Mingling among stallholders offering traditional wedding services (jewellery, catering, photography) alongside the less conventional (Lucinda’s Lovelies, a cabaret show for stag and hen parties) Mr Meriano’s confidence that gay marriage will be legalised was widespread at the show held above The Swan At The Globe bar today.
But there was disappointment and anger at the church’s attitude.
“It’s absolutely appalling that such archaic organisations hold sway over people’s lives,” said Matt Turrell, 37, founder of Boy Oh Boy photography.
“It’s horrendously judgemental and it’s pretty evil actually – we’re equal citizens and we’re not treated as such, and these organisations are stirring up hatred against people who play a big role in our society.”
Looking at rings with her partner Shelley Webster in preparation for their ceremony in Camden Lock next year, Evelyn Len, 29, herself a Christian, said she felt the way the debate was being conducted gave her religion a bad name.
“I’m an Anglo-Catholic, but what we do isn’t about them, it’s about us,” she said. “I’ve made my peace with God, I’ve come to terms with my sexuality, and I don’t believe I’m going to hell.
“If I could get married in a church I would do. The closest that we’re able to come to that is to get a bishop to bless our partnership.”

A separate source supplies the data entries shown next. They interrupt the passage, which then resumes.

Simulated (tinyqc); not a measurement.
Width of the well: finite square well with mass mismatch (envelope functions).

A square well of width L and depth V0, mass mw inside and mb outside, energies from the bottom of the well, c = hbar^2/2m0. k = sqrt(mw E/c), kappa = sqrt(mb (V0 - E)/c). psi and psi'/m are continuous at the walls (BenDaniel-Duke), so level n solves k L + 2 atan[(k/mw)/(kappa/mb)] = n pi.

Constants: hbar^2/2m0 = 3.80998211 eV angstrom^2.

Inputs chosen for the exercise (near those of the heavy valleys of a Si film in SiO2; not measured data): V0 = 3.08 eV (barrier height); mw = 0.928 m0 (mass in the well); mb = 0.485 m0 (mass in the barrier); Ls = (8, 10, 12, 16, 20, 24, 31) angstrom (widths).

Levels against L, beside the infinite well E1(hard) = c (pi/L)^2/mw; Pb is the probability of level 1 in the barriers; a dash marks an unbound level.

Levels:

Natasha Marshall and Debbie Cross, six months from their ceremony, said they would choose a civil partnership over a wedding if given the choice – but believed it was important gay people should at least be offered that choice.
Despite the anti-church sentiment, Mr Meriano, 49, who founded the event in 2004, said the gay community should take care to lobby in a “professional and respectful manner” in the face of religious anger, which he said was provoking a “mass explosion”.